Stanley Kubrick’s The Shining is seen as a horror classic and a masterpiece of film, but it’s not loved by everyone. In fact, the novel’s author is one of its biggest critics.
Stephen King attacked Kubrick’s vision for lacking the underlying soul of his film and that Jack Nicholson’s portrayal of Jack Torrance is already exaggerated before he even gets to the Overlook. King’s disdain for Kubrick’s Shining adaptation reached such heights that he eventually went about putting his own version together as a miniseries for ABC that would stay faithful to his beloved source material. However, when King had to acquire The Shining’s film rights from Kubrick, it came with the contingency that King would quit slandering Kubrick’s film.
Stephen King’s The Shining is one of the author’s most popular novels and had earned the writer plenty of acclaim before anyone had turned it into a movie. King tells a melancholy, frightening story as the Torrance family gets torn apart. While the broader strokes of King’s novel and Kubrick’s film are the same, there are many differences that make it easy to get confused. King’s 1997 miniseries, directed by Mick Garris, aimed to definitively set the record straight on The Shining canon.
The other most egregious change is that Stephen King restores the original ending of his novel where the Overlook’s boiler explodes, taking the hotel with it, however King can’t help himself and he also adds a cringe-worthy epilogue. Not only does this tag show that there are plans in motion to rebuild the haunted hotel, but there’s a flashforward to Danny’s high school graduation that confirms that “Tony” was actually a future version of Danny psychologically helping himself in the past. Jack Torrance also shows up as a Force Ghost, which is a lot.
The Shining miniseries is three 90-minute installments, which is considerably longer than Kubrick’s two-and-a-half hour film. King uses that extended runtime to meticulously fill in the gaps that go overlooked in Kubrick’s film, but he also goes overboard in the direction and creates an expository, languid mess. It may technically be a more accurate adaptation, but it’s also decidedly less scary. Any real sense of danger doesn’t sink in until the second installment and Jack’s not full-on crazy until the final one. The entire cast does fine work here, but none of these feel like especially iconic performances.

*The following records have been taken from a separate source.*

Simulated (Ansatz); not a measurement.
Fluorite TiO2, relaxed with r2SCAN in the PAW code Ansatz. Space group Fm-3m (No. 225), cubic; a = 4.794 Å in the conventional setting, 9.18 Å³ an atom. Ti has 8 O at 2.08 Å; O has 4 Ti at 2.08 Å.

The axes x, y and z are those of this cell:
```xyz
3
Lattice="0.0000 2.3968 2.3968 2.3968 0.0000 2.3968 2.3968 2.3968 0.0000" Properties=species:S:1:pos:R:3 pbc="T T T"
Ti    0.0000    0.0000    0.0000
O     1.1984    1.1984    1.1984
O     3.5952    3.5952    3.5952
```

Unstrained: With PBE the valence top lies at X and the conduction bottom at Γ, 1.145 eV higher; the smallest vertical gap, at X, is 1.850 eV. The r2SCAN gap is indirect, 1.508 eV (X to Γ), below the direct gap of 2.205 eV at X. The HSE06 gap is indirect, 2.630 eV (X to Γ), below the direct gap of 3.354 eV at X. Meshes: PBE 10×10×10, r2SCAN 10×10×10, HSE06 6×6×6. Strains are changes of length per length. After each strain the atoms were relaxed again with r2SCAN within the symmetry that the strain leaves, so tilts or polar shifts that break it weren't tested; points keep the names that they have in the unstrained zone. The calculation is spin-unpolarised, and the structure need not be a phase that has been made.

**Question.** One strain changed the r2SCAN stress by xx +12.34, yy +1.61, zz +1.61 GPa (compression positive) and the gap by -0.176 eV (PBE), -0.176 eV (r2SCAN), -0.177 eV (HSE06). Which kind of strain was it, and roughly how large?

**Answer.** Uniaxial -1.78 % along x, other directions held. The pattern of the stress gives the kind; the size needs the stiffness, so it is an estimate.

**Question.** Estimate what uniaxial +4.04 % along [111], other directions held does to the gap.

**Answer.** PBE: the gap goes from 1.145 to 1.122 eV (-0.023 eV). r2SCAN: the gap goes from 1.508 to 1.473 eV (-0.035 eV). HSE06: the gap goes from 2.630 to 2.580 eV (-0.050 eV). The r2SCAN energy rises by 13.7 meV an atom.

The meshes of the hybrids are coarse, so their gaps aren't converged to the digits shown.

Whether it’s the haunting score, stunning cinematography, or the unforgettable performances delivered by Jack Nicholson and Shelly Duvall, there’s plenty from Kubrick’s film that still resonates strongly even today. It’s the only feature film adaptation of Stephen King that has had comprehensive documentaries made about it. There’s a reason that films like Doctor Sleep or Ready Player One were so excited to return to the universe that specifically Kubrick had created: it’s still hard to close the doors on.
More: Kubrick Made A Shorter Version Of The Shining (& It’s Better)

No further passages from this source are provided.